Accordingly, when the time came to make the follow-up to The Bends, their record label was more sanguine about their direction, although a few eyebrows must have been raised when it became known that the band had given their producer, Nigel Godrich, a blank cheque to buy whatever equipment he felt necessary – from antique plate reverbs to analogue synthesisers – which they would explore while recording the new material. The eventual bill was enough, they admitted, to buy a country house, but the guiding imperative throughout the whole process was "to have complete and utter freedom", according to Yorke, "to do what we want, and make mistakes, and just put the energy into it."

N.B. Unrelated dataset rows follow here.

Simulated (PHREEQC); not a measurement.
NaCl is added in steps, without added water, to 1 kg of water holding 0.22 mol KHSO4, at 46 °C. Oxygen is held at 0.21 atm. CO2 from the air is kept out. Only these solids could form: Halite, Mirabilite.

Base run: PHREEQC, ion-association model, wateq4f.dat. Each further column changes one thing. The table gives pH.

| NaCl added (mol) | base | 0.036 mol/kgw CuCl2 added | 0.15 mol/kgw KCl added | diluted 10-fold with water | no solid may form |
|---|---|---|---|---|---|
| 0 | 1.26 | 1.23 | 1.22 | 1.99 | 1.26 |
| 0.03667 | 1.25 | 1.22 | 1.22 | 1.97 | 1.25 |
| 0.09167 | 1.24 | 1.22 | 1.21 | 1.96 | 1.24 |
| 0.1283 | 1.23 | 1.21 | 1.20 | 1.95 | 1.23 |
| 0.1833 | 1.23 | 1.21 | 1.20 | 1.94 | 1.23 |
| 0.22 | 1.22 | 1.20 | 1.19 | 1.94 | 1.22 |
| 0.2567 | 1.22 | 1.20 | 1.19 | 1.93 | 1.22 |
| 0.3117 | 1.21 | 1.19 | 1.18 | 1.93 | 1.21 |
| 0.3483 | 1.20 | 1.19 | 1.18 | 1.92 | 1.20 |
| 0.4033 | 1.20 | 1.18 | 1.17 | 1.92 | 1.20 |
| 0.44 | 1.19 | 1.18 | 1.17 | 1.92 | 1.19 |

The result, of course, was OK Computer, now routinely voted one of the greatest albums of all time in music magazine readers' polls, and a massive commercial success despite the group's apparent determination never to use one structure or melody when three or four could be crammed into a single song. With its shifting time signatures, multi-sectioned song suites and unusual sonic strategies, OK Computer was effectively the rebirth of progressive rock, albeit with a caustic, existential concern with modern tribulations replacing the hippie era's escapist cosmic whimsy. Not that Yorke would have any truck with the notion of "progressive" rock. "Progression implies music was stupid to begin with and then it got cleverer," he told the music journalist Phil Sutcliffe. "That's just fucking daft. It's different, that's all." Yet around the same time, he also acknowledged the complexity of the album, admitting, "What really blew my head off was the fact that people got all the things, all the textures and the sounds and the atmospheres we were trying to create."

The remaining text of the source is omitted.